Amy Traub
Solis Has Got It: Enforcing Workplace Rights for Undocumented Immigrants Protects American Citizens
When U.S. Secretary of Labor Hilda Solis unveiled the Labor Department’s new wage and hour enforcement and awareness campaign last week, she emphasized that “the nation's laws are for the protection of everyone who works in this country.” One would hope that wouldn’t be a controversial point. But conservatives and anti-immigrant groups are on the warpath.
In a widely re-posted article, the conservative Examiner frets that “Obama Administration now openly assisting illegal alien workers.” Fox’s Neil Cavuto thinks it’s “bizarre” to try to prevent undocumented immigrants from being exploited, reveals Andrea Nill.
But the Department of Labor’s new campaign against workplace violations is far from an effort to help “illegal aliens” at the expense of citizens. In reality, it’s the best way to protect U.S. citizens both from blatant wage theft and from the more insidious downward pressure on wages, benefits, and working conditions that comes from having a large population of workers who cannot effectively assert their right to the minimum wage, overtime, and other fundamental workplace protections.
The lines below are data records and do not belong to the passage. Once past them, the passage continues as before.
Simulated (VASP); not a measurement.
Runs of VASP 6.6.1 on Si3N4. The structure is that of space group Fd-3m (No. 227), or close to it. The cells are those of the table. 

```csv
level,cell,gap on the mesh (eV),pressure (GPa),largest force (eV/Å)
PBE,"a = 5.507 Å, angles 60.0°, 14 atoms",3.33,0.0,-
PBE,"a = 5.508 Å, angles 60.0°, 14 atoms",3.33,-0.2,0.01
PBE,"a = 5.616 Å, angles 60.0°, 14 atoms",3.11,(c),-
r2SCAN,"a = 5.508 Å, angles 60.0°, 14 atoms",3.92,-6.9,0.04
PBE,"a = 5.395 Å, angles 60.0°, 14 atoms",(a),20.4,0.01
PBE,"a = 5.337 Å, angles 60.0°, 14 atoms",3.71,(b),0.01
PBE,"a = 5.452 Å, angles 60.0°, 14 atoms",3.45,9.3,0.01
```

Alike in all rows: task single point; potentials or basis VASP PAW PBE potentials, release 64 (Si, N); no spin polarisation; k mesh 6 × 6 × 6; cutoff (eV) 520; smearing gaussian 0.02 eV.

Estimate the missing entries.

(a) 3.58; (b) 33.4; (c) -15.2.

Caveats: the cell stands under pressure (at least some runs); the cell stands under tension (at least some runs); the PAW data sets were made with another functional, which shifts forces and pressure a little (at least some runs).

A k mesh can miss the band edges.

As I noted last year in The Nation:
Because undocumented workers are often too afraid of deportation to speak up about workplace abuses, unscrupulous employers can cut immigrants' wages and benefits and degrade working conditions with impunity. Exploiting undocumented workers can drag down wages for other workers, especially those with little education: as their employers are forced to compete with companies that exploit immigrants, entire industries may see wages decline. Indeed, violations of minimum wage, overtime and workplace safety laws are rampant in the nation's immigrant-dominated low-wage industries, according to a recent eye-opening study by researchers at UCLA, the University of Illinois and the National Employment Law Project. Their in-depth investigation in three American cities reveals that as many as one in four low-wage workers--including hundreds of thousands of American citizens in these cities alone--were paid less than the minimum wage in the week prior to the survey. And while undocumented immigrants appear to be the most vulnerable to abuses, this research vividly illustrates the way that exploitation of immigrants goes hand-in-hand with an atmosphere in which citizens are also taken advantage of on the job. As long as such violations persist, economic recovery will never reach these workers.
The Department of Labor’s “We Can Help” campaign is a long overdue attempt to ensure that critical workplace protections once again effectively apply to everybody participating in the U.S. labor market. Leaving immigrants out would play right into the hands of those who profit from exploiting the and drag all of us down in the process.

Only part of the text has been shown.